For nearly a hundred years, schools of psychology have explored the idea that much of our motivations, beliefs, and fears lie outside our conscious mind. In fact, neuroscience has recently confirmed that most of us operate from a place of 95% unconsciousness. Or, as one of my favorite psychologists, Polly Young-Eisendrath, puts it, “A little island of consciousness tries to justify what we do after we’ve done it.”
For example, if I like to think of myself as a nice person, but then I cut someone off in traffic, my mind will find all sorts of explanations for why I did that, but none of those explanations are likely to include the idea that sometimes I’m not nice. Our brain likes to believe what it believes, even in the face of evidence to the contrary.
At the dinner table the other day, my kids and husband were talking about the challenges of speaking directly to someone you’re in conflict with. Unbidden, a memory surfaced. One I haven’t thought about in 30 years.
Early on in my relationship with Mark, his grandmother died. His mom asked Mark and his two siblings to come help her and their grandfather to pack up the house in preparation for selling it. Mark and I lived in Texas at the time, so in the spring of 1989, we made the 33-hour drive to Albany, Oregon to help out. I’d only met Mark’s family a couple times; I still felt insecure around them and eager to please. I looked forward to helping clean and sort and pack boxes – things I was quite good at, and things that would enable me to lean on a shared activity while being around people I didn’t know very well.
Mark’s grandfather lived on a few, thickly-forested acres in north Albany in an old farmhouse. It was a beautiful patch of land, if a bit dark, even at high noon. A stack of broken-down packing boxes leaned against the side of the front porch when we pulled up. Inside were Mark’s grandfather, mother, older sister, Jennifer, and younger brother, Floyd. No actual packing had started. People walked around aimlessly, seeming uncertain where to start. I found their disorganization and lack of efficiency wearing.
“Where should we begin?” Jennifer asked, standing in the middle of the living room and looking about. She grabbed a stack of photo albums. “What about these?” She opened one. “Oh, wow. Mark, remember this?” She sat on the couch and patted the cushion next to her.
Mark sat and leaned toward the open pages and laughed at what he saw. “We’ve got to get Floyd in on this! Hey, Floyd!” He hollered for their brother. Floyd appeared in the doorway. “You’ve got to check this out, man.” Floyd sat on Jennifer’s other side and peered at the book. At intervals, Jennifer slowly turned a page and it would start again: “Do you remember that? Can you believe we were ever so little?”

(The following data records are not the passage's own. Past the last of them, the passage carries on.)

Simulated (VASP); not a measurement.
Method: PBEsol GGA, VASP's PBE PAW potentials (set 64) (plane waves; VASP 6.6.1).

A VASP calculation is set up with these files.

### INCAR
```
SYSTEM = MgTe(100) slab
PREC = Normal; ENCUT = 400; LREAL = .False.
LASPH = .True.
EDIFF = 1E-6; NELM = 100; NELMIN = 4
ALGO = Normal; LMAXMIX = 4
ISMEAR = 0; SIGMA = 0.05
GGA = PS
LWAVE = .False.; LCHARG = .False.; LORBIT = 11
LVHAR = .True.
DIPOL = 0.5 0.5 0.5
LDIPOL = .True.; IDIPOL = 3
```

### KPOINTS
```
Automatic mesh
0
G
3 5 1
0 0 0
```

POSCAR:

I stood near them for 10, 20, 30 minutes as they strolled – inched – down memory lane with each other. Eventually their mother called from another room, “Is there any more packing tape?” Her three offspring lifted their heads, initially disoriented to be torn from their reminiscences.
Jennifer said, “I ran out of it, too, Mom.”
“I’ll go get more!” I volunteered. “Maybe the corner store has some?” Turning onto their grandfather’s road from Highway 20, there’d been a small convenience store west of the intersection.
Mark frowned. “Do you think they’ll have any?” he asked me.
“If not I’ll find somewhere else.”
“Maybe the office store across the river?” Jennifer suggested.
I grabbed my purse. “Sure. If the convenience store doesn’t have it.”
Mark began to look more energized with the sort of energy that might motivate him to accompany me, or might decide that my errand wasn’t actually a good idea after all. “‘Bye!” I said, and was out the door and into my car before anyone could think to stop me.
I was seething. I drove too fast down the country lane muttering, “Rude. Thoughtless. Uncaring. Exclusive.”
As I approached where the road intersected Highway 20, the tree cover gave way to a sparkling, blue-sky day. The corner store was to my right. Straight ahead was a green highway sign. Above an arrow pointing west it read: “Corvallis 10 miles.” That’s what I needed to do: I needed to go to Corvallis. Screw packing tape; screw Mark; screw his rude family.
I turned the car toward Corvallis in a burst of gravel, feeling at once free and triumphant. Ha! They’d tried to make me feel small and unwelcome. Well, I’d show them, I’d step right out of the cone of shame they’d constructed for me and be my own club of one.
On a sunny, late spring day, the drive between Albany and Corvallis is one of the finest Oregon has to offer. The highway is lined on the river side with incense cedar and grand fir trees. To the right, farms and fields show the tender green of early growth and the occasional Oregon white oak to complete the pastoral scene. My spirits lifted to the point of giddiness. Somewhere along the way, I decided I couldn’t possibly go to Corvallis without getting lunch at Nearly Normal’s. Even better! I’d escaped the crushing experience of being ignored and now, as if that weren’t enough, I was going to get to eat my favorite barbequed tempeh burger. Life was good.
No one had a cell phone in 1989. I briefly considered finding a pay phone before remembering that I didn’t know Mark’s grandfather’s phone number or last name. So, off the hook.
As expected, my barbequed tempeh burger was delicious. As I finished it and wiped my greasy fingers, I felt perhaps I’d been gone long enough. I paid my bill and walked to the packaging and mail store down the block for packing tape.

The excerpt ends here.